VALI/src/TC/src/CudaUtils.cpp:32 CUDA error: CUDA_ERROR_NOT_INITIALIZED initialization error

tianyan01 commented 1 month ago

Hi, I use VALI in a torch training task. Here's my test code(need to modify the video's url):

import PyNvCodec as nvc
import numpy as np
import torch
import os
import random
from torch.utils.data.distributed import DistributedSampler
from torch.utils.data import DataLoader

def pynv_read_video(pyDec, frame_indice, gpu_id):
    # GPU-accelerated converter
    pyCvt = nvc.PySurfaceConverter(
        pyDec.Format(),
        nvc.PixelFormat.RGB,
        gpu_id=gpu_id
    )

    # Colorspace conversion context
    cc_ctx = nvc.ColorspaceConversionContext(
        pyDec.ColorSpace(),
        pyDec.ColorRange()
    )

    # GPU-accelerated Surface downloader
    pyDwn = nvc.PySurfaceDownloader(
        gpu_id=gpu_id
    )

    # Raw decoded Surface
    surf_src = nvc.Surface.Make(
        format=pyDec.Format(),
        width=pyDec.Width(),
        height=pyDec.Height(),
        gpu_id=gpu_id
    )

    # Raw Surface, converted to RGB
    surf_dst = nvc.Surface.Make(
        format=nvc.PixelFormat.RGB,
        width=pyDec.Width(),
        height=pyDec.Height(),
        gpu_id=gpu_id
    )

    # Numpy array which contains decoded RGB Surface
    frame = np.ndarray(
        dtype=np.uint8,
        shape=surf_dst.HostSize())

    video = []
    for idx in frame_indice:
        seek_ctx = nvc.SeekContext(seek_frame=idx)
        success, details = pyDec.DecodeSingleSurface(surf_src, seek_ctx=seek_ctx)

        # Convert tot RGB
        success, details = pyCvt.Run(surf_src, surf_dst, cc_ctx)

        # Copy pixels to numpy ndarray
        pyDwn.Run(surf_dst, frame)

        res_frame = np.reshape(
            frame,
            (pyDec.Height(), pyDec.Width(), 3))

        t = torch.Tensor(res_frame)
        video.append(t)
    video = torch.stack(video)
    return video

class MyDataset(torch.utils.data.Dataset):
    def __init__(self, path):
        """ init """
        self.rank = int(os.environ["LOCAL_RANK"])
        self.samples_num = 10
        self.path = path

    def read_video(self, num_frames):
        """ read video """
        # GPU-accelerated decoder
        pyDec = nvc.PyDecoder(
            self.path,
            {},
            self.rank,
        )
        total_frames = pyDec.NumFrames()
        # video_fps = pyDec.AvgFramerate()

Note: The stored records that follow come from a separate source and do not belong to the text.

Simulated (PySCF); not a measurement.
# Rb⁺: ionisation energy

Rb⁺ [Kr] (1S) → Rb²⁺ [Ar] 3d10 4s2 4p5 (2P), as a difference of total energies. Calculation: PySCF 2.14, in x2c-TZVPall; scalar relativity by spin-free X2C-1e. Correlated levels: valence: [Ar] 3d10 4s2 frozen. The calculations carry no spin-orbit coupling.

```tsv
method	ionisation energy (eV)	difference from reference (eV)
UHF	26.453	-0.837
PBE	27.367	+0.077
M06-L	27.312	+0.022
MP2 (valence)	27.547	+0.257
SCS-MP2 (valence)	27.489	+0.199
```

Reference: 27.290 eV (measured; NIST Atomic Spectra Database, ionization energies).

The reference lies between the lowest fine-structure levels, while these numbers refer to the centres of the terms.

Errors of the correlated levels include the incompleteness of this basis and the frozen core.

        frame_indice = np.linspace(0, total_frames - 1, num_frames, dtype=int)
        video = pynv_read_video(pyDec, frame_indice, self.rank)
        return video

    def __getitem__(self, index):
        """ get item """
        try:
            video = self.read_video(10)
            return video
        except Exception as e:
            print(f"Error {e}")

    def __len__(self):
        """len"""
        return self.samples_num

def seed_worker(worker_id):
    """ seed worker """
    worker_seed = 1024
    np.random.seed(worker_seed)
    torch.manual_seed(worker_seed)
    random.seed(worker_seed)

url = "/path/to/test.mp4"
my_dataset = MyDataset(url)
sampler = DistributedSampler(
    my_dataset, 
    num_replicas=8, 
    rank=my_dataset.rank, 
    shuffle=False
)
my_dataloader = DataLoader(
    my_dataset,
    batch_size=1,
    sampler=sampler,
    worker_init_fn=seed_worker,
    drop_last=False,
    pin_memory=True,
    num_workers=8,
)
dataloader_iter = iter(my_dataloader)
video = next(dataloader_iter)
print(my_dataset.rank, video.shape)

It send me an error: VALI/src/TC/src/CudaUtils.cpp:32 CUDA error: CUDA_ERROR_NOT_INITIALIZED initialization error. How to fix it? Thanks!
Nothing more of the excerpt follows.